• Last modified 620 days ago (Nov. 9, 2022)


Nations may change, but wars remain the same

20-year career leaves indelible memories

Staff writer

Looking back over 54 years since he joined the Navy, Dan Holub shakes his head and says wars don’t really change.

A rural Marion resident, he enlisted in 1968. He was 20 and dropped out of college at the height of the Vietnam War.

Many names on the Vietnam Veterans Memorial are personal to him, he said.

“I went in to fly helicopters, but they quit the program about two months before that,” Holub said. “Plus I wanted out of Kansas.”

When he finished training in 1969, Holub was stationed at Naval Air Station Lemoore in California and assigned to duty for light attack aircraft.

His father, Ernest, had served in the Navy during World War II. All five of his brothers also went into military service.

“My second cruise on the Constellation, two of my brothers were on there with me,” Holub said.

The memory that never leaves Holub is the 1975 evacuation of Saigon.

People were desperate to get out because they were being slaughtered, he said. It wasn’t possible to get everyone.

“Didn’t get close,” he said. “I just go through that every now and then, remember their faces. It was just horrid. How desperate would you have to be to throw your kid on a helicopter of a foreign nation and know you would never see them again? There were Vietnamese babies lying in cardboard boxes, lined up. We were flying them back to the States.”

Evacuees initially were taken to Japan, where they were loaded onto the USS Midway.

Service members loaded people onto helicopters and boats for the trip to the Midway, Holub said.

“Hundreds and hundreds and hundreds of people,” he said. “They were pulling people out of the water into boats. People were throwing babies over fences. People kept coming out, and coming out, it was disgusting.”

Politicians and diplomats got military members into Vietnam even though they knew the U.S. was losing, Holub said.

“They sent 18- to 20-year-olds over there,” he said. “We knew we were losing in 1965. It was just wrong. Maybe we should have politicians and diplomats fight the war.”

Holub was sent on eight cruises during his time in the Navy. After his first cruise, he married Rhonda Beecroft in 1971.

“Five or six months later, I went over again,” he said.

During his Navy years, Holub rose from airman apprentice to lieutenant commander.

The time gave him opportunities to see things he wouldn’t have seen. He went on two world cruises, one around South America and one around the south coast of Africa. He also went through the Suez Canal.

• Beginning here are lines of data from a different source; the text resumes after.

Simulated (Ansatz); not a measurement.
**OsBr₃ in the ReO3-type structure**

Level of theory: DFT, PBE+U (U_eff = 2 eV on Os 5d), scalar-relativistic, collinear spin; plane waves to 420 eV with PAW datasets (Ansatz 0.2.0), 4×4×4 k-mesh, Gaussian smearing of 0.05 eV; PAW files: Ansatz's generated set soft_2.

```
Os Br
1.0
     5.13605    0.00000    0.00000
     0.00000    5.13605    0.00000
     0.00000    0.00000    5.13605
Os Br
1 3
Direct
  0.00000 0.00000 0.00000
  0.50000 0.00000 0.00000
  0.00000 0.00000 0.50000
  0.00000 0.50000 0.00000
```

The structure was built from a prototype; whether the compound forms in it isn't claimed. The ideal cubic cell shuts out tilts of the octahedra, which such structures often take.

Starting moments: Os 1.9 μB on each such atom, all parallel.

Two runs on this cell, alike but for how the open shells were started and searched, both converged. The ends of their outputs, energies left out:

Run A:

“That was unique, right through the desert,” he said.

In a helicopter once, he went over a site filled with tanks and military equipment.

“We had MiGs flying over us,” he said. “We got along with them then.”

As he neared retirement, he was surrounded by kids who weren’t even born when he joined.

“That’s the preponderance,” he said.

His own four children, Heather, Chris, Tamra, and Molly, all joined the military although Holub never preached enlistment to them.

Heather and Tamra are majors, and Chris is a weapons adviser.

Being in a war is one thing. Having kids in a war is another, he said.

“You don’t take anything for granted anymore,” he said.

All his children served in Afghanistan.

“Years later, my kids are fighting the same people we were. Nothing’s changed,” he said.

Things look no different now, Holub said.

“You look now — Ukraine,” he said. “They’re going to get us into another mess right now.”

Rules of engagement are like tying soldiers’ hands behind their backs and sending them in anyway, he said.

“In trying to intervene, we usually end up backing a loser,” Holub said.

The U.S. walked away from Vietnam, then walked away from Afghanistan after many people died on both sides of the battlefield.

“What’s the point?” he said.

With Ukraine, there’s no reason to think it’s going to come out any differently.

“There’s error on both sides,” he said. “Somebody needs to have a ‘come to Jesus’ meeting and shut that down.”

The question whether he’d do it again is a dual-edged sword, Holub said.

“At one time, you thought you were making a difference, I guess,” Holub said. “Making the world better.”

He said he’d do it again for the sake of people, but not for the sake of politicians and diplomats.

“They sit back and they don’t suffer any consequences for what they do,” he said.